Ok - arif_pasha, I looked at your code, and I think your epsilon is too big. Try getting rid of it. At the limit when the line is just touching the circle, both methods should give the same answer, so I don't think you need to use an epsilon in that case.
Here is a case that your code gives the wrong answer for (tailored to your epsilon of 1e-5), and another for an epsilon of 1e-7. I didn't try to defeat any smaller epsilon than that.:
Just got my code from WA for several days to AC. The last changes I made were as follows:
Fix the code for checking that the two points are not the same.

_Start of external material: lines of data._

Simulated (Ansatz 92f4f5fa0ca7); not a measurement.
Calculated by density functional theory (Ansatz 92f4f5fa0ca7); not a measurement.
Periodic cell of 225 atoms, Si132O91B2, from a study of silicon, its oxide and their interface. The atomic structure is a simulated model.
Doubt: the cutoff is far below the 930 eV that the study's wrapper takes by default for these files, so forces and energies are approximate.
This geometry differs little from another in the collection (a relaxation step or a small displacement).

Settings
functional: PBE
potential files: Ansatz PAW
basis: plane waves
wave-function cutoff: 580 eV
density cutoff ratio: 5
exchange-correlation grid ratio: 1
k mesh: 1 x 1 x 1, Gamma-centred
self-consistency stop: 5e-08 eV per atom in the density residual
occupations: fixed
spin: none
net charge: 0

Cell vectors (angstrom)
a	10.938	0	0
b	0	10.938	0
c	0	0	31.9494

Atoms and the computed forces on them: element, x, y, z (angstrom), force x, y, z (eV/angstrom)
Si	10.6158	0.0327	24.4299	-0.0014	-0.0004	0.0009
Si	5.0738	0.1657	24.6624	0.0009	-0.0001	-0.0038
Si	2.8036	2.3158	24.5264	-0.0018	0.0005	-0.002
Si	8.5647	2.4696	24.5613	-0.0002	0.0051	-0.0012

Fix the code for checking the intersection between the intersection between the rope and the circle
Use double instead of long double
It's worthy (and weird) of note that I used an epsilon of 1e-5
Really hope this helps..this problem killed me for nearly a week
I am fade up with it !
my programme passed all the test cases here but its a series of WA i got from the judge! is there anyone to check my code plz ...
#include<stdio.h>
#include<math.h>
#define PI 2*acos(0.0)
#define EPS 1e-5
class point
{
public:
long double x,y;
point()
{
}
point(long double a,long double b)
{
x=a;
y=b;
}
};
class line
{
public:
long double a;
long double b;
long double c;
line()
{
}
line(point p1,point p2)
{
a=p1.y-p2.y;
b=p2.x-p1.x;
c=p1.y*(p1.x-p2.x)-p1.x*(p1.y-p2.y);
}
};
long double dis_p2p(point p1,point p2) //function for determining distance between 2 points
{
return sqrt((p1.x-p2.x)*(p1.x-p2.x)+(p1.y-p2.y)*(p1.y-p2.y));
}
long double dis_p2l(line L,point p)//function for determining distance between a line and a point
{
long double d=fabs(L.a*p.x+L.b*p.y+L.c);
d/=sqrt(L.a*L.a+L.b*L.b);
return d;
}
long double Angle(point p)
{
if(fabs(p.x-0.0)<EPS)
{
if(fabs(p.y-0.0)<EPS)
{
return 0;
}
if(p.y<0.0)
{
return PI+PI/2;
}
return PI/2;
}
if(p.y<0.0)
{
return atan(p.x/p.y)+ PI;
}
return atan(p.x/p.y);
}
int main(void)
{
int n;
point p1,p2;
point origin(0,0);
long double r;
scanf("%d",&n);
while(n--)
{
scanf("%Lf%Lf%Lf%Lf%Lf",&p1.x,&p1.y,&p2.x,&p2.y,&r);
line L(p1,p2);
if(dis_p2l(line(p1,p2),point(0.0,0.0))>=r || (p1.x*p2.x>=0.0 && p1.y*p2.y>=0.0))
{
printf("%.3Lf\n",dis_p2p(p1,p2));
}
else
{
long double d1=sqrt(dis_p2p(origin,p1)*dis_p2p(origin,p1)-r*r);
long double d2=sqrt(dis_p2p(origin,p2)*dis_p2p(origin,p2)-r*r);
long double a1=acos(r/dis_p2p(origin,p1));
long double a2=acos(r/dis_p2p(origin,p2));
long double A1=Angle(p1);
long double A2=Angle(p2);
long double a=fabs(A1-A2)-fabs(a1+a2);
long double d3=a*r;
printf("%.3Lf\n",d1+d2+d3);
}
}
return 0;
}
I got too many WA for the problem 10180 , but when i changed my
long double temp = acos(temp1) ;
to
long double temp = acos((temp1) <? 1 >? -1);
i get it Accepted
some other advices :
1 - use the epsilon 1e-7
2 - use long double
3 - use your own less function instead of <
for example :
bool less(long double a,long double b)
{
return (a-b)<EPS;
}
I generate about 1000 testcase and compare your code with my AC code and two files are equal
I don't know why you got WA but I like your idea (using dot product) because it guarantee that always the arc length will be minimum. I think the judge input maybe wrong, I'm not sure.
I think this method have precision error because of using the cos function but input should be compatible with output of all methods that are correct not only for the method of problemseter.
i got the same output as u do. but still wa...